The Sinclair Creek watershed is a primary tributary to the Tobacco River in the Upper Kootenai River watershed. Sinclair Creek joins the Tobacco River approximately 0.5 miles south and east of Eureka, Montana. The watershed is approximately 11.5 square miles and is comprised of private and public lands (U.S. Forest Service) and supports a variety of land use activities including farming, ranching and residential development.
Sinclair Creek is a critical stream for supporting all life stages of native salmonids including Westslope cutthroat trout (Oncorhynchus clarki lewisi), a species of concern, and historically the threatened Bull trout (Salvelinus confluentus). Threats to resident and migratory life forms of native species includes habitat degradation, introduced fish species, rural residential development, forestry, stream crossings, and agricultural land uses.
In June of 2006, Sinclair Creek experienced a significant flood event in response to consecutive days of above average precipitation. The storm generated widespread flooding throughout the Sinclair Creek watershed causing accelerated channel migration, bank erosion, downcutting, loss of floodplain connectivity, and impacts to 1,000 feet of aquatic habitat. Since the flooding event, the Welch Ranch has worked with the U.S. Fish and Wildlife Service/ Montana Partners for Fish and Wildlife Program, the Lincoln Conservation District, Lincoln County Road Department, Glen Lake Irrigation District, Town of Eureka, Lincoln County Commissioners, Eureka Rural Development, and adjacent landowners to develop strategies in restoring the fishery, water quality, aquatic habitat, and channel stability in the project area.

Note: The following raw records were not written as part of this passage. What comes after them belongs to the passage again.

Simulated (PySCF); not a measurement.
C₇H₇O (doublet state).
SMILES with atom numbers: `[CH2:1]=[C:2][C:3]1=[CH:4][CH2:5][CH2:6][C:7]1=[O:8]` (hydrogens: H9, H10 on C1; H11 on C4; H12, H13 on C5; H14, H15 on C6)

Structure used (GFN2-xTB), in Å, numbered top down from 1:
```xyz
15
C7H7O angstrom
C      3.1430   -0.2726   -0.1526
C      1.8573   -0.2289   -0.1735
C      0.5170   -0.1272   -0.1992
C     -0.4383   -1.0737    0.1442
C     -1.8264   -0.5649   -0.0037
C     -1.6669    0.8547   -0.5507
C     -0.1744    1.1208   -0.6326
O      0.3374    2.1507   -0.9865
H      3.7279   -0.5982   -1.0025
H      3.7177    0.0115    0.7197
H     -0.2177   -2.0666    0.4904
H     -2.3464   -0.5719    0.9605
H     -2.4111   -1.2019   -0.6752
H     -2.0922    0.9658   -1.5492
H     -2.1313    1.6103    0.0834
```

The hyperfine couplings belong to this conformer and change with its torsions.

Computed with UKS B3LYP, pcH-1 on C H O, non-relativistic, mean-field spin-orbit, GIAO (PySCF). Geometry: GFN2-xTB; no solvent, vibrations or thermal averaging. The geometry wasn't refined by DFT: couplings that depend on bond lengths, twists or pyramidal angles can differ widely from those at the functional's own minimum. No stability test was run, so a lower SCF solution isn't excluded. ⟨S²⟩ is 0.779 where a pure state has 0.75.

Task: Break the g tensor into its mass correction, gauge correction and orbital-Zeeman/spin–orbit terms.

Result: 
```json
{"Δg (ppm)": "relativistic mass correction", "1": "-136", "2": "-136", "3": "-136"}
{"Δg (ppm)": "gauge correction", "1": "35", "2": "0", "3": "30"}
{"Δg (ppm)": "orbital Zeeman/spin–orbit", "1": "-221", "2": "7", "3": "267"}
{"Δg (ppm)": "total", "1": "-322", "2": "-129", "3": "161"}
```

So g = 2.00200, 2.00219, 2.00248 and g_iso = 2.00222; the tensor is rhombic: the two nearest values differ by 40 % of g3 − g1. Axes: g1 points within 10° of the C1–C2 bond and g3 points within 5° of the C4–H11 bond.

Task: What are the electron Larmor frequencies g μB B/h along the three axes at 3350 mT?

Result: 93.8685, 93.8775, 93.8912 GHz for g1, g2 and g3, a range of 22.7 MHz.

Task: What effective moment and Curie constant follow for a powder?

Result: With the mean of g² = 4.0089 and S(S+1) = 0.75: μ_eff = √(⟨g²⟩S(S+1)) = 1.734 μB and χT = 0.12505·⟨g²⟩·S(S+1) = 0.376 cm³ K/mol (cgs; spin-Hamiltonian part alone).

In 2009, an abandoned water supply structure was removed from the project area. The goal was to remove the abandoned intake structure and infiltration gallery to improve the hydraulics and sediment transport characteristics in the Sinclair Creek drainage. As part of a two-phased project the water supply structure and infiltration gallery were removed while an existing cross-channel concrete sill was left in place to prevent further channel headcutting. The sill was scheduled to be removed during the second phase of the project. In 2013, the second phase of stream restoration work was implemented to include appropriate restoration and stabilization measures for 800 feet and 1,000 feet of riparian revegetation of Sinclair Creek. The project was developed to improve river and floodplain processes while providing for adequate flood protection of the Sinclair Creek Road and the Glen Lake Irrigation District siphon. The siphon spans Sinclair Creek in the lower end of the project area and had been threatened by flood flows and erosion. The siphon provides irrigation water delivered from Grave Creek to Eureka residents for agricultural purposes. Further objectives for the restoration work included:
- Incorporating restoration techniques that will improve water quality by reducing inputs of sediment to the channel while enhancing aquatic habitat conditions;
- Stabilizing the channel boundaries to minimize lateral channel migration;
- Increasing the width of the floodplain in several locations to buffer flood flows from the adjacent Sinclair Creek Road embankment;
- Implementing a streambank and floodplain revegetation plan to increase floodplain roughness, reduce erosion potential, and lower overbank flood velocities to the greatest extent;
- Removing fill and existing rip-rap to minimize encroachment on the active channel and floodway;
- Regrading portions of the existing fillslope to promote stability and vegetation establishment adjacent to the roadway.
This project serves as a Demonstration project for the Eureka community to illustrate: stream restoration techniques as well as natural stream channel and floodplain design with improved function to increase the availability of complex aquatic habitat for target fish species including bull and westslope cutthroat trout; mitigate existing chronic sources of sediment to the channel to improve water quality; and provide public benefits through collaborative community-based resource planning. The completed projects compliment the on-going stream and wetland habitat improvement projects completed by various governmental agencies, non-profit organizations, and landowners in Grave, Therriault, and Fortine Creek drainages as well as in the mainstem of the Tobacco River.